Wednesday, April 03, 2019

I can’t let this go unblogged

Ready-to-roll. (Photo by Mike Usenia.)
—The April 2019 entry in my All-Pennsy color calendar is four Pennsy I1 Decapods (2-10-0) readying for the Mt. Carmel ore-train. Two are visible, and two more are behind.
The I1 was Pennsy’s next step up from 2-8-0 Consolidations. The I1 was developed in 1916, and is essentially a Consolidation with an extra driver-set.
Except the I1 was also gigantic for its time. Enginemen called ‘em “Hippos.” Anything so big might be too heavy on other railroads. But Pennsy’s track and bridges could support a “Hippo.”
Hippos rode rough. Its 62-inch drivers we small. You couldn’t do much counterweighting. Plus 10-drivered side-rods were heavy.
You could get 50 mph out of a Dek if you could stand it. Riding one was like sitting in a high-speed pile-driver.
But the Dek was powerful. They were well-suited for the Mt. Carmel ore-train. 100 cars of heavy iron ore from Northumberland to Mt. Carmel: a 2% ruling grade; that’s two feet up for every 100 feet forward.
Two Deks were in front, and two Deks were behind pushing.
The Mt. Carmel ore-train was a final application of Pennsy’s Decapod. A similar application was the old Northern Central line from Williamsport north to Sodus Point coal-wharf in NY. Especially arduous was the northbound climb out of Watkins Glen to Penn Yan.
If the grade was steep that was great for a Decapod. I have audio recordings of Deks slamming a heavy train upgrade. 598 were built, a large quantity since Decapods weren’t for speedy railroading.
Decapods were draggers: 5-10 mph pulling heavy trains up grades. PA was like that, especially to the west and north. West of PA wasn’t Hippo country.
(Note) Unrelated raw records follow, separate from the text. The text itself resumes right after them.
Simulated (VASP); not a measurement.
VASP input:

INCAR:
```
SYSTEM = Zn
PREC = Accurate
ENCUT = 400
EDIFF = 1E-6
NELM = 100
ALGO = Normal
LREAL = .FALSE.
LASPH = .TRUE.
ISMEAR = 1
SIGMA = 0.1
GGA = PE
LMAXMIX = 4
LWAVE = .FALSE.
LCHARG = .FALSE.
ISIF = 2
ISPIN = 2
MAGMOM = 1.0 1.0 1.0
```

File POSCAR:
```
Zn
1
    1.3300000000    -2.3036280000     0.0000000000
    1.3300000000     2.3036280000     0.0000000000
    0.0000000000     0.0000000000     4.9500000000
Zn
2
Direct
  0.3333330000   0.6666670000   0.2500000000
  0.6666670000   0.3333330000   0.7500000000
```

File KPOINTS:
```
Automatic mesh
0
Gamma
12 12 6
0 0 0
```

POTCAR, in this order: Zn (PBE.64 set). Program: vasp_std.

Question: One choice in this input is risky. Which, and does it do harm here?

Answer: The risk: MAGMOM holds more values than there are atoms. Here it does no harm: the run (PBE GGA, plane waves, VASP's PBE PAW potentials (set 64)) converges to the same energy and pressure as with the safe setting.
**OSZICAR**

The calendar floats a questionable caption. It says the ore was turned over to Lehigh Valley to continue to Lake Erie.
I don’t know if that’s right— and they published mistakes before. I always heard the ore was headed for steel-mills in Bethlehem PA.
If their caption is right the ore would run over Lehigh Valley’s Buffalo Extension. To get to Lake Erie, why not all-Pennsy? Lehigh Valley can’t access ore unloaded at Pennsy’s Philadelphia docks. So it travels Pennsy to Northumberland, then over to Mt. Carmel.
There are steel-mills west of Buffalo, but also in Bethlehem. Lehigh Valley’s Buffalo Extension only goes to Buffalo, but ore could be transshipped to those mills.
But I’m more inclined to think the caption is wrong. Bethlehem via Lehigh Valley is more like it.